Why Give So Much Space To Lightweight Twombly?

When was the last time you saw a major American museum

devote 10 large galleries to the sculpture of a distinctly minor contemporary

talent? This is but one of the many questions raised by the overscale

exhibition of Cy Twombly’s underweight sculpture at the National Gallery of Art

in Washington, D.C. Even in a period like ours, when museums routinely favor a

promiscuously high tolerance for underachievement in art, I cannot think of a

precedent for such lavish attention to be focused on a sculptural

accomplishment so derivative in conception, so degraded in execution, and

otherwise so overweeningly pretentious in what it claims for itself.

Yet at the National Gallery, 10 spacious rooms in the

stately West Building-or eight, perhaps, if you count as single rooms the two

largest, which are both divided into two exhibition spaces-have been

extensively and expensively renovated for this curious event. The walls of the

elegant, high-ceilinged rooms have been repainted a lovely soft white to

provide a pristine atmosphere for the white paint and plaster of the sculpture.

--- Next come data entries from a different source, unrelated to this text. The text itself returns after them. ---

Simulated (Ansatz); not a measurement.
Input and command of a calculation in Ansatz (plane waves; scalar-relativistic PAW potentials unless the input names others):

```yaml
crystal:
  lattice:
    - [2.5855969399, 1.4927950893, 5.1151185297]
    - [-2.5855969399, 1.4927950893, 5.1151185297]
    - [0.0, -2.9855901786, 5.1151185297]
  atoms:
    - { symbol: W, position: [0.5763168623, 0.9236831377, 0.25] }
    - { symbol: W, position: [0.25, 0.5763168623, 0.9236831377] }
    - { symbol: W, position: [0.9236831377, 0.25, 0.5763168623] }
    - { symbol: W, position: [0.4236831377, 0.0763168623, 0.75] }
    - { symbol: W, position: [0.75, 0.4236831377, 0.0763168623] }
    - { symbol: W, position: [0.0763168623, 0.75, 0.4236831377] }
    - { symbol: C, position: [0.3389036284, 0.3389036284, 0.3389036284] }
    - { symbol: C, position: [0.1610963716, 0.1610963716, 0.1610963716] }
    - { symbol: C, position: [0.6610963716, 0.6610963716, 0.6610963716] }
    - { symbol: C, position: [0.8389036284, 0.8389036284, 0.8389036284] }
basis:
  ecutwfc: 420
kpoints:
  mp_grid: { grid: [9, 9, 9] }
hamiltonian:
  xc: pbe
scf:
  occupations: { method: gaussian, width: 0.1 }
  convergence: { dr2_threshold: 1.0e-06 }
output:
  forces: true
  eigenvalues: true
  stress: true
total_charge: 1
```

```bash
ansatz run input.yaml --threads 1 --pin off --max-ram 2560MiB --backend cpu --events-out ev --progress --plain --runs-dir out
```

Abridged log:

The newly refinished hardwood floors glow with a satin reflection under the

abundant natural light flooding in from the newly opened skylights. Even the

customary wall labels have been banished in favor of a single understated

diagram in each room identifying the objects it contains. The result would no

doubt make an ideal setting for some of the greatest sculpture of the modern

era-or, for that matter, any era.

But what are we given to look at in this rarefied setting? A

show called Cy Twombly: The Sculpture .

One hardly knows whether to laugh or cry. If comedy can be said to result from

the deliberate juxtaposition of incongruities, then Cy Twombly: The Sculpture must certainly be counted a very comical

experience. On the other hand, for the National Gallery to exhibit sculpture of

such low accomplishment on this outsize scale is no laughing matter.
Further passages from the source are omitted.